You have probably heard about lots of distinct types of server virtualization; full, bare metal, para-virtualization, guest OS, OS assisted, hardware assisted, hosted, OS level, kernel level, shared kernel, hardware emulation, hardware virtualization, hypervisor based, containers or native virtualization. Confusing, right?
Fear not my faithful readers; the whole purpose of this blog is exactly to explain these things so that everyone can have a clear view over issues usually restricted to a bunch of geeks. But keep in mind that some of these terms are popularized by certain vendors and do not have a common industry-wide acceptance. Plus, many of the terms are used rather loosely and interchangeably (which is why they are so confusing).

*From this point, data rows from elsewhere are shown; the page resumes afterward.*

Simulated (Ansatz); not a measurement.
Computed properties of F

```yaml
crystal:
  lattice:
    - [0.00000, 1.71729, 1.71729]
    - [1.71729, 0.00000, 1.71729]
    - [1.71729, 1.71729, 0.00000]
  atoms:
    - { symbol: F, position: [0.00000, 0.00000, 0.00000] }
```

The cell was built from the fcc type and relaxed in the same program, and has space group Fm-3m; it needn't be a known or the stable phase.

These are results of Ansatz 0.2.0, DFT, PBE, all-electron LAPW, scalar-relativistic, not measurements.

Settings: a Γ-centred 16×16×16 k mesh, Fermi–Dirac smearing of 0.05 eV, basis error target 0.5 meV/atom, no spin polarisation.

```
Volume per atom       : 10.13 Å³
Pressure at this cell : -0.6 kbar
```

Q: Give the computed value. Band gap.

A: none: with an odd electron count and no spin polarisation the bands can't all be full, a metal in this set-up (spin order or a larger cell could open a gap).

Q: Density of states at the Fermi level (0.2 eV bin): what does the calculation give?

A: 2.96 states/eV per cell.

Although others classify the current virtualization techniques in a different way, I will use the following criteria:
- Full Virtualization;
- Operating System-level Virtualization;
- Hardware assisted virtualization.
On the following exciting chapters I will explain these techniques, one by one, but before that I believe it would be useful to give you a quick introduction to some underlying concepts.
Server Virtualization History
Virtualization was first developed in the 1960s to partition large mainframes for better hardware utilization. In 1964, IBM developed a Virtual Machine Monitor to run their various operating systems on their mainframes providing a way to logically partition these big computers into separate virtual machines. These partitions allowed mainframes to multitask; run multiple applications and processes at the same time. Hardware was too expensive to leave underutilized so it was designed for partitioning as a way to fully leverage the investment.
However with the advent of cheap commodity hardware, virtualization was no longer popular and was viewed as a relic of an era where computing resources were scarce. This was reflected in design of x86 architectures which no longer provided enough support to implement virtualization efficiently. Virtualization was effectively abandoned during the 1980s and 1990s when client-server applications and inexpensive x86 servers and desktops led to distributed computing. The broad adoption of Windows and the emergence of Linux as server operating systems in the 1990s established x86 servers as the industry standard.
With the cost of hardware going down and complexities of software increasing, a large number of administrators started putting one application per server. This provided them isolation, where one application did not interfere with any other applications. However, over some time this IT management attitude started resulting into a problem called server sprawl. There were too many servers with average utilization between 5% and 15%. In addition to the cost of the hardware, there are also power and cooling requirements for all these servers and this caused the old problem of utilization of hardware resources to surface again.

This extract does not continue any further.